Cuts start at the bottom

We have been well warned and fully understand the reasons for severe spending cuts which will affect us all.

For the people in the Borders, however, there is a little bit extra to pay due to the Icelandic bank fiasco.

Nevertheless we have always been assured by our politicians that the less well off and vulnerable members of our society would be protected from these cuts. It would appear, however, that this is not to be the case in the Borders.

A substantial number of people in our ageing population enjoy independent living, but are finding their situation is becoming increasingly difficult.

These are not benefit scroungers, their circumstances are all too familiar and arise after a working life on low pay and no occupational pension scheme or savings to fall back on. Others may experience financial hardship through long-term ill health, disability or loss of a partner. Many manage to scrape through on an income which is a fraction of a councillor’s basic allowance.

It is the frail and vulnerable who are being overwhelmed by disproportionate increases in the cost of living and fuel to heat their homes. For a number of reasons many in this group rely heavily on home-care alarms and the meals on wheels provided by the council. Last Thursday councillors approved an increase of 40p per day for the meals, making total monthly cost £120 to the pensioner.

The consequences of this increase, which to some of us may be paltry, will certainly result in considerable hardship for many, and in some cases the meals will be unaffordable.

More serious, however, is the prospect of increasing numbers in this group finding they are no longer able to sustain themselves living independently and require to be taken into residential care at a cost of approximately £2,000 per month each. This makes no sense at all and these increased charges should be withdrawn without delay.

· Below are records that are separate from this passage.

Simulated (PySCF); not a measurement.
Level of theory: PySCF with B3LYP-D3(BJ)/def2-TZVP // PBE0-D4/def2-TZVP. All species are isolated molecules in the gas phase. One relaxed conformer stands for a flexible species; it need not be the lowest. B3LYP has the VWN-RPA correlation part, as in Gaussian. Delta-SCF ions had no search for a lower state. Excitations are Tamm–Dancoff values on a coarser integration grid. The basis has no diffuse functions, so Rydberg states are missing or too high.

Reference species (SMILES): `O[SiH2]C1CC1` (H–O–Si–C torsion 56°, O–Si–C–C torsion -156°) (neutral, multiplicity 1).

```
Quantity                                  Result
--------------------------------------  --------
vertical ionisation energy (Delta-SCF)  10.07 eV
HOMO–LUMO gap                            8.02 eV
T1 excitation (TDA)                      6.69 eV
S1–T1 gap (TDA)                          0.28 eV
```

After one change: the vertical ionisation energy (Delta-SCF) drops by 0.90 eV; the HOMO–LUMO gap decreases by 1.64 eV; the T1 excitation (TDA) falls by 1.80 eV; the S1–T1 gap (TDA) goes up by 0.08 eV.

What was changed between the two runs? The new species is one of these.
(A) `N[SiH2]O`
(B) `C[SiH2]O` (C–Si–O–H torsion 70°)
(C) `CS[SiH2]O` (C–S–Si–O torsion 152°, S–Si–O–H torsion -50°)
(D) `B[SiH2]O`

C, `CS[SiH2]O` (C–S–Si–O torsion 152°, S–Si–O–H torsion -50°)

It is to be hoped that the information passed by the council to the firm it engaged, as reported in TheSouthern last week, has been sifted sufficiently to ensure that innocent people such as the elderly are not caused undue anxiety or distress. The wisdom of any council passing control of information it holds on single-occupancy households to any private company or individual is open to question.

Andrew I. Farquhar

Wilton Dean


The opinions expressed in the Southern’s comment column of February 3 would appear to reflect the thoughts of many Borderers who would applaud the efforts of Scottish Borders Council to avoid compulsory redundancies under extremely difficult circumstances of a budget reduction imposed by a Con Dem government.

Working with the trade unions to protect as many jobs as possible and maintaining essential services is indeed commendable to all involved.

However, those in SBC attempting to achieve the high standards required to ensure a service to Borderers need full support from those who hold the purse strings. Unfortunately, this does not appear to be the case.

The Con Dem Government has decided to reduce masses of funding in the knowledge that this will reduce the amount of people employed and also cause a diminution of services. How can it be possible to reduce a deficit under these circumstances?

Its strategy and dogmatic approach will not get Britain on a firm footing and is in great danger of pushing us into a position which would have the opposite effect. Remember, this is year one of the cuts – what is sacrificed year two?

The current difficulties were as a direct result of the greed of the capitalist system which allowed banks and other financial institutions to cause this global crisis. Labour was not responsible for the massive difficulties suffered in the economies of the USA, nor of Spain, Greece, and Germany etc.

How is it financially sound to cut thousands of jobs within public services?

If I work for the council in a full-time job almost £100 is deducted from the wage and is redistributed back into society, helping to pay old-age pensions, national health and all the other benefits of British society. They further contribute to their own pension scheme as well as paying council tax, electric, gas, phone etc. The contribution they make while in work benefits us all. If this job is lost due to cuts then the state must find the money from somewhere else – yes some other worker.

To get to work they will probably travel and use a car because of need. The government has raised vat to 20 per cent, meaning paying more for travel costs to get to work. Why oh why is it that when this government states that we will all have to suffer, what it really means is the people who work for a living will take the pain due to the increases imposed.

It’s about time that those Borderers in work joined in fighting back against those political parties who are operating on an ideology, not because of necessity.

Rab Stewart

(prospective candidate for the Labour party, Ettrick, Roxburgh and Berwickshire)

High Street


I have looked at the Scottish Borders Council budget proposals for an indication that the cuts may affect some of the higher-paid employees.

However, I looked in vain and it appears that the cleaners will be the only ones who lose out by reductions in their working week. This in a week when a new £90,000-per-annum director is appointed. A four-day week for senior directors and the chief executive on such salaries would equate to an £18,000 per annum saving per post which, given even an £8-per-hour wage for cleaners, would equate to 2,250 cleaning hours.

It appears that those on the lowest pay will be the ones to carry the heaviest burden of cuts. Whoever suggested we are all in this together clearly didn’t have SBC in mind.